Foreign interests (IMF, World Bank) dominate the economy. In 1999, imperialist oil corporations urged Nigeria to sell its refineries. No new refineries have been built and the four existing decrepit refineries, now privatised, operate at less than 50% capacity, meaning Nigeria needs to import refined petroleum products from imperialist countries. Public sector workers and contractors are in salary arrears due to recent falling oil revenues and a looted treasury. There is weak electricity supply despite massive financial assistance (over $30bn), to the privatised power sector cartel. Total electricity supply as of 25 May is less than 1,400 megawatts (MW), down from 5,000 MW 30 years ago. By May 2015, Nigeria’s foreign exchange reserves had fallen to $29.8bn from $62bn in September 2008. Between 2009 and 2014, 84 stock broking firms (N22.6bn), power companies ($1.3bn) and eight banks ($2.6bn) were bailed out due to massive home-grown fraud and not as a result of the global capitalist crash as was claimed.

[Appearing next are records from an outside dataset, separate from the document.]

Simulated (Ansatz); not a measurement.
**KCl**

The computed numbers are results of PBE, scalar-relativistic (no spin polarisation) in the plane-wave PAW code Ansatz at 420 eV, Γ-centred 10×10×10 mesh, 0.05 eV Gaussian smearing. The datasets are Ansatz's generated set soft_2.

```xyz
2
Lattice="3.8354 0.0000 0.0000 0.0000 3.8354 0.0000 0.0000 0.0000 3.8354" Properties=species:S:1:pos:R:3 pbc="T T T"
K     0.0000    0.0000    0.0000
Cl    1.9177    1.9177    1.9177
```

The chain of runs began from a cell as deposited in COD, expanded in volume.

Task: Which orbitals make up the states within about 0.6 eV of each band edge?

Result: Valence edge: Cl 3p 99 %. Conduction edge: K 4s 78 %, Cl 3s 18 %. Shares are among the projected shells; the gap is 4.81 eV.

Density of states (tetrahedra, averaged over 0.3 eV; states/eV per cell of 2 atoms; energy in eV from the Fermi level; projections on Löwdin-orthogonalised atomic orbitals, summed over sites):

A gulf exists between the value of oil production and the revenues remitted to the state, a $24.3bn discrepancy in 2012, plus a hole of $30.8bn in the balance of payments account in the same year. $1bn is stolen every month. An estimated $20bn-$50bn was stolen between January 2012 and July 2013, as exposed by Nigeria’s former central bank governor, Lamido Sanusi, who was subsequently sacked. There is also a persistent monthly gap of $1.5bn in import/export data – $26bn in 2012-2013. Massive nationwide protests in 2012 of 10 million people forced the government to back-down on an attempt to withdraw a fuel subsidy. Investigation revealed that the so-called subsidy was a massive racket via which the treasury was looted. Some looted funds ended up in British banks. No one has been prosecuted for this massive theft. Britain and the US have backed the PDP thieves throughout the last 16 years. There is no mystery to Nigeria’s poverty. Good riddance, PDP.